# Derivative Rule Issue

1. Jan 6, 2015

### Euler2718

1. The problem statement, all variables and given/known data

Finding the derivative of an inverse trigonometric function

2. Relevant equations

*This is the problem*

3. The attempt at a solution

In my text book, Single Variable Essential Calculus, Second Edition, by James Stewart, the derivative rules for the inverse trigonometric functions are causing me great pain, as it seems there are different variations depending on where you look. For instances, take the derivative rule for arc-secant...

$$\frac{d}{dx} [arcsec(x)] = \frac{1}{x\sqrt{x^{2}-1}}$$

This differs from a hand out that I obtained that claims the rule is...

$$\frac{d}{dx} [arcsec(u)] = \frac{1}{|u|\sqrt{u^{2}-1}}\frac{du}{dx} , |u|>1$$

My question is which one should I be using? Does the absolute sign make a difference? I was working on finding the tangent to

$$y=arcsec(4x), x=\frac{\sqrt{2}}{4}$$

and when I got the derivative using the hand out rule...

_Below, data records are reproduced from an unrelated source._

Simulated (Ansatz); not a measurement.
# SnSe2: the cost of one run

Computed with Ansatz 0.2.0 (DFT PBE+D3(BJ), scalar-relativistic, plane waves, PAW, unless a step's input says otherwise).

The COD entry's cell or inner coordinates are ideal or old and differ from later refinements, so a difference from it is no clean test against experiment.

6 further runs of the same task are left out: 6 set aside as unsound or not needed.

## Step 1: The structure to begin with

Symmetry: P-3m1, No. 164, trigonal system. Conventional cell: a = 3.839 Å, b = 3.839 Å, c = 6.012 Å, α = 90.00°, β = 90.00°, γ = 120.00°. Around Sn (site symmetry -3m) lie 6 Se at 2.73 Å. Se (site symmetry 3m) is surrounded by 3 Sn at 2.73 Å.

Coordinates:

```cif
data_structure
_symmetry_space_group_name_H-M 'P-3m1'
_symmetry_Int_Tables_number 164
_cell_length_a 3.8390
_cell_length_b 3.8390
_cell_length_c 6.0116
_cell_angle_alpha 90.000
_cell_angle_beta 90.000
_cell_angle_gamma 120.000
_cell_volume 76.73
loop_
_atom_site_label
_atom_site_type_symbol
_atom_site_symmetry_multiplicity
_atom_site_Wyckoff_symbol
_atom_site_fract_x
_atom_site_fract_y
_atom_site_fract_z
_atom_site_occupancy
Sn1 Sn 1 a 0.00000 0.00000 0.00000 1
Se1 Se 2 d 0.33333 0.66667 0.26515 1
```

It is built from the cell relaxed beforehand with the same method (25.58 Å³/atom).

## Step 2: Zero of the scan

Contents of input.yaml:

$$\frac{dy}{dx} = \frac{1}{|x|\sqrt{16x^{2}-1}}$$

The book yields the exact same thing, but in less steps, as you don't have to take ' du/dx '

So, is it more appropriate to write it in terms of a kind of u-substitution with the absolutes, or just in terms of 'x' with no absolutes?

2. Jan 6, 2015

### Staff: Mentor

The rule from the handout, I believe, is more general, in that it handles angles in the second quadrant (i.e., $\pi/2 < x < \pi$). The principal domain for the arcsec function is $[0, \pi/2) \cup (\pi/2, \pi]$.

3. Jan 6, 2015

### Euler2718

So it would be safer to stick with the general case I suppose. Thanks for your help.

4. Jan 7, 2015

### vela

Staff Emeritus
The handout's formula include an application of the chain rule. If you use the book's formula, you have to recognize the need to apply the chain rule. Either way, you're essentially doing the same thing. Personally, I prefer the book's approach since you need to know when to apply the chain rule in general anyway, and including it in the formula just clutters things up.

That said, the book's formula isn't really correct since it doesn't work for negative values of $x$. If you look at a plot of arcsec x, you'll see that the derivative is positive for every point in its domain. The book's formula, however, will give you a negative answer for x<-1.